Earlier this month, The Conference Board announced the Consumer Confidence Index had dropped in September to 86, after four months of consecutive growth. The Index, conducted for The Conference Board by Nielsen, surveys 5,000 representative U.S. households for economic optimism. 40% of the index comes from consumers’ views of the current situation, and 60% of the index is consumers’ expectations of the economic outlook for the next six months – therefore an interesting metric for deciphering sales and planning for upcoming consumer behaviour. But how does the Consumer Confidence Index (CCI) relate to apparel retail sales?

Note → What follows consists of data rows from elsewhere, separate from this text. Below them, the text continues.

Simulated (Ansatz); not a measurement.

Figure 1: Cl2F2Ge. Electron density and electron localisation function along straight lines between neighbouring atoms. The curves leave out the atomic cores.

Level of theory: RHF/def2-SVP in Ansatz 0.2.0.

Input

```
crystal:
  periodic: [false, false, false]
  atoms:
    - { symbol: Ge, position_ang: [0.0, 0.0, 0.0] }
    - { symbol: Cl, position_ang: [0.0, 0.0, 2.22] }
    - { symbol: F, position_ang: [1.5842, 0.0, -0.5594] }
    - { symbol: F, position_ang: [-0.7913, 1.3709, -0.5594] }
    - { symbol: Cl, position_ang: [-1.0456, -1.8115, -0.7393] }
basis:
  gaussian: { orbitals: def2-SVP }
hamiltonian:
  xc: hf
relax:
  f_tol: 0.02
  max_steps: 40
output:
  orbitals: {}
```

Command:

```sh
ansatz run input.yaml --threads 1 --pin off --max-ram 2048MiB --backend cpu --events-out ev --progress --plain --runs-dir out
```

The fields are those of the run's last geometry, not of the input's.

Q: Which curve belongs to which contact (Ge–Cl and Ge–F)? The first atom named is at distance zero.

Low CCI suggests a dominance of black
With EDITD’s Color Analytics tools, it’s possible to view commercial activity by color. The lowest the CCI has been in the last ten months was December 2013, and the second lowest was February 2014. Interestingly, products which sold out during those two months have something in common – there’s a huge dominance of black and grey tones. Certainly there’s some seasonality around this, but the activity in December is noteworthy – not only is this gifting and party season, but a time for sales. In February, as new season products arrive into store, it is usual to see some uplift in the palette – but with low CCI, none was evidenced.
July and August, the two months with the highest CCI, which was 90.3 and 93.4 respectively, saw black products shrink back. The growth went into blues and pinks instead. Could the drop in CCI for September have been pre-empted by August’s increase in black products compared to July?
Product price correlation
Plotting the CCI alongside the average price of products which sold out each month (what consumers bought) and the average price of new products arriving into stores each month (what retailers are doing) is also incredibly insightful. In January and February, as retailers’ prices grew, consumer confidence fell. Conversely, in May, as average retail prices fell, consumer confidence grew.
Trend-led products remain resilient
It’s worth noting that elaborate trends for flamboyant products are not effected by CCI – take embellishment for example, which was hugely popular December through to February, sloped off over summer and has returned for September, despite sinking CCI. Consumers still want trend-led product – their confidence is reflected in subtle and more complex ways. This is a positive for retailers – getting trends right and well-timed will still entice spend, but they just need to get savvy and flexible around pricing and merchandising in response to economic metrics.
What can retailers do?
It’s increasingly important for modern day retailers to be able to react to metrics like the Consumer Confidence Index, average pricing and consumer demands, in real-time. Close analysis of historical data means retailers can understand their customer’s color decisions and pre-empt when they need to drop the average pricing, ahead of a downwards shift in CCI. Taking near-term action, such as merchandising black and grey products in response to a dip in CCI, or activating discounting promotions around colorful items, are just a few ways retailers can trade smarter with data. We’ve entered a fascinating era for retail.